Wednesday, May 4, 2011

The un-American Empire

"Not only is playing the Game of Empire bad for the USA," reminds Steve Sailer, "the USA is really, really bad at playing the Game" — Playing the Game of Empire. I would add that the reason "the USA is really, really bad at playing the Game" is that empire is not in our nature.

I remember a Somali warlord rightly saying as much after the events depicted in the film Black Hawk Down (2001). To neoconned Americans of the imperial mindset, this was an insult. To leftist dupes, who think that imperialism is the final stage of capitalism, this made no sense. I took it as a compliment. We are republican by nature, not imperial. You can't have it both ways. Many of the problems we face as a country today are the result of going against our true nature.

Two quotes enshrined on this blog's sidebar come to mind. "I am often asked if I am a republican or a monarchist," said Archduke Franz Joseph Otto Robert Maria Anton Karl Max Heinrich Sixtus Xaver Felix Renatus Ludwig Gaetan Pius Ignatius of Austria. "I am neither, I am a legitimist: I am for legitimate government. You could never have a monarchy in Switzerland, and it would be asinine to imagine Spain as a republic." It is just as asinine to imagine America as an empire.

Said Congressman Ron Paul, "What we need is more confidence in ourselves, and a stronger belief in our traditions, so that we never are tempted to initiate force to make others live as we do. If we truly have an economic and political message worth emulating, our only responsibility is to set a standard that others will want to follow." Our traditions are republican in nature, and our people are isolationist by temperament.

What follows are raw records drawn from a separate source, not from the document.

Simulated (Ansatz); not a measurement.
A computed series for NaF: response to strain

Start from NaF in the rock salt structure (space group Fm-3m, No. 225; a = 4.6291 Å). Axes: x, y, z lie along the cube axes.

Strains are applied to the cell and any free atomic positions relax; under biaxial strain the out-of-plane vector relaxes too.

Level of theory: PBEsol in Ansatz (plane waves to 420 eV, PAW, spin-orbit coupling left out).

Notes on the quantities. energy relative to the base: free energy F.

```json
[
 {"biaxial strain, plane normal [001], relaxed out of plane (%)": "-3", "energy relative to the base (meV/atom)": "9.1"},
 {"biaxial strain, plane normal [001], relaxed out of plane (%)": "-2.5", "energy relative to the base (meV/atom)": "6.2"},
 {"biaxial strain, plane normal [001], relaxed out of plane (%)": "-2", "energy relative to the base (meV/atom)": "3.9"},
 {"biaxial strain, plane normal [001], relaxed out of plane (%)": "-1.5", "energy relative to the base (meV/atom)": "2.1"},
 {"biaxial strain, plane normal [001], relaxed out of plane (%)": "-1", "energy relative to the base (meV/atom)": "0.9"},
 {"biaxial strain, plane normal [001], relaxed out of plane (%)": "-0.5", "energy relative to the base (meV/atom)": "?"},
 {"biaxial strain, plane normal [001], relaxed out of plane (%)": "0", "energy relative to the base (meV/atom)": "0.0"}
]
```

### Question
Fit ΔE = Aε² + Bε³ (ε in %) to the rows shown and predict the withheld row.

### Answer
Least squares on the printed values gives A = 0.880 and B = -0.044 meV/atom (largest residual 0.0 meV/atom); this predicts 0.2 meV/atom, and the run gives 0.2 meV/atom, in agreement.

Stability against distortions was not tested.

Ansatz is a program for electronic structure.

To return to Mr. Sailer's point about America being "really, really bad at playing the Game," this paragraph in Ivan Eland's Ungrateful Allies comes to mind:
    Despite plundering their colonies at gunpoint (for example, the Spanish Empire looted the gold from Latin America) and creating sheltered markets for their goods overseas (for example, British mercantilism), even the formal empires of old were not cost-effective, according to classical economists. The informal U.S. Empire that defends other countries abroad using alliances, military bases, the permanent stationing of U.S. troops on foreign soil, and profligate military interventions is even more cost-ineffective. U.S. forces cannot plunder, and rich allies, such as South Korea, excessively restrict their markets to U.S. goods and services.
Congressman Ron Paul and other libertarians understand this, and one populist figure, say what you will about him, also understands the folly of this arrangement, and the message is "resonating with many potential voters" — Donald Trump: Making Foreign Countries Pay Up. But that sentiment appeals not to our better angels; as does the message of Congressman Ron Paul, and as does Patrick J. Buchanan's thesis, summed up in his tome, A Republic, Not an Empire.

Thomas Fleming summed it up succinctly today, saying, "As a major power, the United States is an embarrassment, and its leaders are not so much evil as imbecilic" — Rule by Assassination.